Capitalism in Haiti is hectic, they have too much central planning and not enough capitalism (Kastner 1). Capitalism in Haiti would be very significant and helpful because the production and distribution of goods in this small island country has weak power, and it is not enough to lift them out of poverty. Capitalism would be the answer because the wealthier would make all the calls and be able to financially support the production and distribution industries.

In Haiti, gender inequality became really bad after the devastating earthquake hit in 2010. This earthquake was the primary reason for most of Haiti’s issues today. Now, there is no hope for this country to lift out of poverty and get back on their feet. Their free market economy is a mess and gender inequality is very prevalent throughout the country. Lynn states that “Disasters offer opportunities to expand our understanding of how women’s roles and identities are transformed in periods of physical and social disruption” (Horton 296). I agree with Horton on this statement because I do personally believe that when traumatic things happen, it brings out the true colors of bad people.

Before the earthquake, conditions for women were not much better. Women still faced sexual double standards, social inferiority, and a lower quality of life. Gender inequality in Haiti has existed for decades and decades, getting worse and worse as disasters continue to hit and time goes on. Horton writes about interviews with Haitian women where she reports that “Haitian women have long faced systematic gender-based exclusion, cultural and legal discrimination, and sexual and gender-based violence” (Horton 298).

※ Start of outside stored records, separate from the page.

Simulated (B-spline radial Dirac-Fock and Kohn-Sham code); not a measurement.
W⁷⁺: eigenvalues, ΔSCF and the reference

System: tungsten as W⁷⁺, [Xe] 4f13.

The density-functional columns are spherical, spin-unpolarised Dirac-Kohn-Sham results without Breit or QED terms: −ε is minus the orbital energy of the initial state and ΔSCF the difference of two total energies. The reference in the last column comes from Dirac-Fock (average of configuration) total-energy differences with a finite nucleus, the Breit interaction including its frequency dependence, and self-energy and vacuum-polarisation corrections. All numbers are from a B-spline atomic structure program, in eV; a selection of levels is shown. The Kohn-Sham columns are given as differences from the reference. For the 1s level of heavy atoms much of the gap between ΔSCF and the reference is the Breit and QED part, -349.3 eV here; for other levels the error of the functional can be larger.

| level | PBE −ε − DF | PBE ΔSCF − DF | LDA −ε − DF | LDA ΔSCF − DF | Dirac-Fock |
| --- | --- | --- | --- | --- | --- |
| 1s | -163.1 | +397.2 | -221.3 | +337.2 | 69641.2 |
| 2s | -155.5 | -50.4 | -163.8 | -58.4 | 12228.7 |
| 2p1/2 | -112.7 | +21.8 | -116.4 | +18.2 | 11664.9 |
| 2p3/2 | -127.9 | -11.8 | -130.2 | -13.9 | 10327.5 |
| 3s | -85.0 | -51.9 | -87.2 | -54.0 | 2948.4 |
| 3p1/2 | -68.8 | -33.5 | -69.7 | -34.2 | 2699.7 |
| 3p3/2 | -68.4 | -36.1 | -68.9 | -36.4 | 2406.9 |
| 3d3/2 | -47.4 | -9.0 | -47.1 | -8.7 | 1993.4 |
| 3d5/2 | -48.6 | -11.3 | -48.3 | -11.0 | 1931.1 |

After the 2010 earthquake, although gender frameworks have been mainstreamed into non-governmental organization disaster relief policies, women continue to be treated with violence and inequality and have had a loss of rights and services. The two process that have contributed to gender inequality atr gender exclusion and ineffective responses to women’s post-disaster needs. The first issue is blamed on the foreign donor funding policies. These donors have bypassed the government in their funding and have created the promotion of private agencies that copy government functions. Secondly, women’s lives are less valued so post-disaster relief teams place their primary focus on men’s needs instead (Horton, 299).

According to my research the perspective that describes gender inequality in post-disaster Haiti is hyperglobalizers. They believe that globalization is inevitable which in Haiti’s case is true. They couldn’t control the awful earthquake that hit in 2010 and they are unfortunately forced to face the consequences. According to hyperglobalizers, the economy has been transformed to a weak, poor, and uncontrollable system that benefits Haiti in no way, shape, or form.

In conclusion, Haiti has dealt with gender inequality for as long as the country has existed, and the earthquake of 2010 magnified this problem and it is worse now than ever. The nature of capitalism in Haiti is obvious when they have a crumbling government and the wealthy rule over the poor. Gender Inequality is a major problem and the end of it is not promised.